For four months in 1538, 600 Portuguese troops were holding back an attempt to capture the Indian City of Diu against 22,000 combined enemy troops. Most of those came from the Sultanate of Gujarat, but there were also 6,000 troops from the hated Ottoman Empire. Portugal had been engaged in a series of conflicts with the Turkish invaders since 1481. Diu was just a valuable possession.
Portugal’s soldiers would be damned if they were going to let some Ottoman Turk take their Indian jewel.
The Ottomans had been trying to force Portugal out of its possessions all over Asia, from the Red Sea to India, and would partner with anyone who would help them. The Sultanate of Gujarat was just one more enemy aligned against them. Portugal controlled the flow of valuable spices to Europe through Diu, and the Turks were ready to take it from them, sending the largest fleet it ever sent to the Indian Ocean.
Portugal had a few things going for them the Indians didn’t have when Portugal first took control of Diu. The Portuguese built a fortress to protect the city, and its commander, António da Silveira, was an experienced fighter of Gujarati forces. Though the Portuguese would eventually win the confrontation, there are a few noteworthy things about this battle, not least of all the most provocative reply to a surrender demand ever sent when Silveira wrote a note to Suleiman Pasha in response to his second demand (keep in mind, I had to remove the worst parts of it):
“I have seen the words in your letter, and that of the captain which you have imprisoned through lie and betrayal of your word, signed under your name; which you have done because you are no man, for you have no balls, you are like a lying woman and a fool. How do you intend to pact with me, if you committed betrayal and falsity right before my eyes?… Be assured that here are Portuguese accustomed to killing many moors, and they have as captain António da Silveira, who has a pair of balls stronger than the cannonballs of your basilisks, that there’s no reason to fear someone who has no balls, no honor and lies…”
In response to that surrender demand, the Turkish commander ordered an immediate assault on the Portuguese fortress, bombarding it for nearly a month with cannons from the land and from his ships at sea. He then ordered a full assault of a small fortlet that stood in the mouth of the nearby river. Inside, just a handful of Portuguese troops were holding out against hundreds of enemy troops, some of them the feared Ottoman Janissaries.

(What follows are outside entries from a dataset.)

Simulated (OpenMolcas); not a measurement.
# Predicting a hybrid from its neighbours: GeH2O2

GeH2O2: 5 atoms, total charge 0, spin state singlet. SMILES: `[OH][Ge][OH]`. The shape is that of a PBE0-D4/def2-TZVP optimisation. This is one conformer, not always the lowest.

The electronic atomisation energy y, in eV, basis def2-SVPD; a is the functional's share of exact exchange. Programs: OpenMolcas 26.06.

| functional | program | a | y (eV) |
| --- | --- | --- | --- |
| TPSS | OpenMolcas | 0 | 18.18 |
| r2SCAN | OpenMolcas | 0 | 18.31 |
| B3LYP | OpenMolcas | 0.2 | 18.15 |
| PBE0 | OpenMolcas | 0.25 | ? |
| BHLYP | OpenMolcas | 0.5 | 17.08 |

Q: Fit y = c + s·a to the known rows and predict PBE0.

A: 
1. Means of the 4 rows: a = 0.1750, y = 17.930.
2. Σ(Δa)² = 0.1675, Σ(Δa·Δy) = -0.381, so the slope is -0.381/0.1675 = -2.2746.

Inside one of the bastions, a Portuguese soldier believed he was the only survivor of the fortlet. He was out of ammunition but still had the powder necessary to kill the oncoming enemy. The Turks, fully believing the man was indeed out of ammunition were surprised to get shot while trying to enter the bastion, anyway. According to a Dutch priest who was present, the man ripped his own tooth out and loaded it into his weapon so he could keep fighting.
Though various Indian forces would attempt to retake Diu over the coming centuries, they would not be able to control the city until the Portuguese relinquished it to the Indian government in 1961.